Last edited by Zuza _uk (May 8, 2018 3:53 pm)

     Thread Starter
 

May 8, 2018 3:47 pm  #3


Re: My husband is not admiting that hes Gay

Zuza, 

I think your story is very similar to many that I have heard from women here on this forum. 
The narrative of "fantasy about a male body because of childhood abuse" is one that I think is most often a lie.  I think it's a socially accepted "excuse".  I think your husband doesn't want to be gay, but can't help it.  So he married you to appear straight, but he indulges in his desires for men.    He wanted you to experiment with other men so that he had the right to do it as well. 

Welcome to our group.  I'm very sorry you find yourself here. 
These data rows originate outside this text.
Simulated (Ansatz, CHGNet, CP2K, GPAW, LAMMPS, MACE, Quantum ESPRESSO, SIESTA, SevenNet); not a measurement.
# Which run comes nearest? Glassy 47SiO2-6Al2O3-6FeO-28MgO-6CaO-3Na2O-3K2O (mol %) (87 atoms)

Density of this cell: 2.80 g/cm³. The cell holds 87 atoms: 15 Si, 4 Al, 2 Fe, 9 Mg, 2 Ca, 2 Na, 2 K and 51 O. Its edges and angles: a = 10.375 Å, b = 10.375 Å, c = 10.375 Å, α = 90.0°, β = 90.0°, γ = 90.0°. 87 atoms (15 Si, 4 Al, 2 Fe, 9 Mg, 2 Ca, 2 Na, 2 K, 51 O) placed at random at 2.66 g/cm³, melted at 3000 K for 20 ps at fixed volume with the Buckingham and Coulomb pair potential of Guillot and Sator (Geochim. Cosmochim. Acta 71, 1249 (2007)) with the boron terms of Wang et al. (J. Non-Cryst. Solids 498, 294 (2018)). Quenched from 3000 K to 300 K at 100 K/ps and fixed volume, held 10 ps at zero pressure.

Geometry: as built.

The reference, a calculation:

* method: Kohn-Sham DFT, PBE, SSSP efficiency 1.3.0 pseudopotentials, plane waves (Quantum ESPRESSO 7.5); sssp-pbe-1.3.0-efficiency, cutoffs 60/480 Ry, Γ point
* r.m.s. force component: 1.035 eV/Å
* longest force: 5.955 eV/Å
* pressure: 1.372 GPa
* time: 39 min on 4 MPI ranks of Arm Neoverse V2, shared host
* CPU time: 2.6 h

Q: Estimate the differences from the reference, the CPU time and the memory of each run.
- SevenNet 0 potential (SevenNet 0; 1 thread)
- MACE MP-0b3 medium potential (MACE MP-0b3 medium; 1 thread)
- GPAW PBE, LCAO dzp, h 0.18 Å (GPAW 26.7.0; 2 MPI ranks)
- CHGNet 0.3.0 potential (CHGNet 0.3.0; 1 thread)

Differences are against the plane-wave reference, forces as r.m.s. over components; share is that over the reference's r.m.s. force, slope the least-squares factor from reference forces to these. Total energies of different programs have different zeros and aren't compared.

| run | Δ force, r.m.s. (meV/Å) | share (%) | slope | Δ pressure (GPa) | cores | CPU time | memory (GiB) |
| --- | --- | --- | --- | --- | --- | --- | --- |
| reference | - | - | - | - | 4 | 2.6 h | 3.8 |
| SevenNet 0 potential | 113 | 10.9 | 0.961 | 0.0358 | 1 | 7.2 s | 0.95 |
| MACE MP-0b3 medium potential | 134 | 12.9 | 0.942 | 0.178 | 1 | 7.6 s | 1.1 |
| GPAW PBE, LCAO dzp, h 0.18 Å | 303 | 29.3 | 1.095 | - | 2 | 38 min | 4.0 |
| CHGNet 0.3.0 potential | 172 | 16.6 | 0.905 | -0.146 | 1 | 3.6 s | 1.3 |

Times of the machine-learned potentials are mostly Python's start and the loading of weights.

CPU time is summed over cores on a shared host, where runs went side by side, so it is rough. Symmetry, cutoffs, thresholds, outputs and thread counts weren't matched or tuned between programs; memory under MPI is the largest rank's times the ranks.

Let us know how we can continue to help you. 

 


-Formerly "Lostdad" - I now embrace the username "phoenix" because my former life ended in flames, but my new life will be spectacular. 

 
 

May 8, 2018 5:36 pm  #4


Re: My husband is not admiting that hes Gay

My husband had this contorted logic, that since his extracurricular activities didn't involve "falling in love" they couldn't have been all that threatening to me.  When I pointed out that I'd never cheated on him, he replied "I never stopped you."  That was an eye-opener to me, because just for starters it overlooked the fact that I would never, ever have done anything to hurt him, and I knew that cheating would have devastated him.  What I thought about later was this whole idea that he was thinking we'd be on equal footing again if I had loveless sex, too.  But it overlooks the fact that I didn't want to have random one-nighters with total strangers, the way he does.  If I'd wanted that, I could have done it when I was single ... but I didn't then, so why would it appeal to me now?  I just kept coming back to that question, what am I supposed to do now, go on "Ashley Madison" and have random sex with the exact same kinds of men I always avoided when I was single?

So in my middle-of-the-night obsessive musings, I wonder if he'd feel quite as confident if I had responded "Great, thanks, good to know!  Just so you know, I'm going to find a man who turns me on, which means I want someone I can really respect, admire and love, and who would never ever in a million years lie to me or lead me on.  Glad to know you're good with that!"

Apparently he and I have vastly different understandings of what it means to love another person.

 

May 8, 2018 6:17 pm  #5


Re: My husband is not admiting that hes Gay

Walkbymyself ... my husband suggested the same thing to me..that it was okay to go have sex with other men because sex does not mean love. Like it's going to make it okay because he is going out to have sex with strange men! I'm going to have to remember your quote the next time he brings it up. 
There are times when I fantasize about someone whisking me off my feet and off into the sunset we go!!! LOL. But, that only happens in the movies! 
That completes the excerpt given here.